HTML到纯文本 - 未知的原始编码

I'm working with PHP, getting html from websites, converting them to plain text and saving them to the database.

They need to be saved to the database in utf-8. My first problem is that I don't know the original encoding, what's the best way to encode to utf-8 from an unknown encoding?

the 2nd issue is the html to plain text conversion. I tried using html2text but it messed up all the foreign utf characters.

What is the best approach?

Edit: It seems the part about plain text is not clear enough. What i need not to just strip the html tags. I want to strip the tags while maintaining a kind of document structure. <p>, <li> tags would convert to line breaks etc and tags like <script> would be completely removed with their content.

  • Use mb_detect_encoding() for encoding detection.

  • Use strip_tags() to get rid of HTML tags.
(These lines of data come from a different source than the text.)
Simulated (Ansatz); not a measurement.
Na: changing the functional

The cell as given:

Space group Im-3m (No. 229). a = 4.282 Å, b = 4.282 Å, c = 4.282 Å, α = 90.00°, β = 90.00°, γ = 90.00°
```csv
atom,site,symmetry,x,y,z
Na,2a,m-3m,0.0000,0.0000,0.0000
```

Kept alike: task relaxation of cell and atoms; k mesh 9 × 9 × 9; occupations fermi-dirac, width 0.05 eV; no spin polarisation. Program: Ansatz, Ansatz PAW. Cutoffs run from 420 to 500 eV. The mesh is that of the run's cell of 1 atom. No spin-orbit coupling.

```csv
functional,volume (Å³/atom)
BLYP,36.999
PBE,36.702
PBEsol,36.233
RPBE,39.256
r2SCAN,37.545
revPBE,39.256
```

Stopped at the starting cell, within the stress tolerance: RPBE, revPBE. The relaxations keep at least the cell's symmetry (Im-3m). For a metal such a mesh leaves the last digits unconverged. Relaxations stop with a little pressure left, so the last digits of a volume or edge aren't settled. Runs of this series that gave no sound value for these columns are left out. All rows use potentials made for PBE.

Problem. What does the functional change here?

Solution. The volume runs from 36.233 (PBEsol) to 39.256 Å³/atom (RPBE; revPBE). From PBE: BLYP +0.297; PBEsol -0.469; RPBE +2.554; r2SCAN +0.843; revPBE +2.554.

Rest of the subjects like formatting the output depends on your needs.

Edit: I don't know if a complete solution exists but this link is really helpful to improve existing html to text PHP scripts on your own.

http://www.phpwact.org/php/i18n/utf-8

This function may be useful to you:

<?php
function FixEncoding($x){
  if(mb_detect_encoding($x)=='UTF-8'){
    return $x;
  }else{
    return utf8_encode($x);
  }
}
?>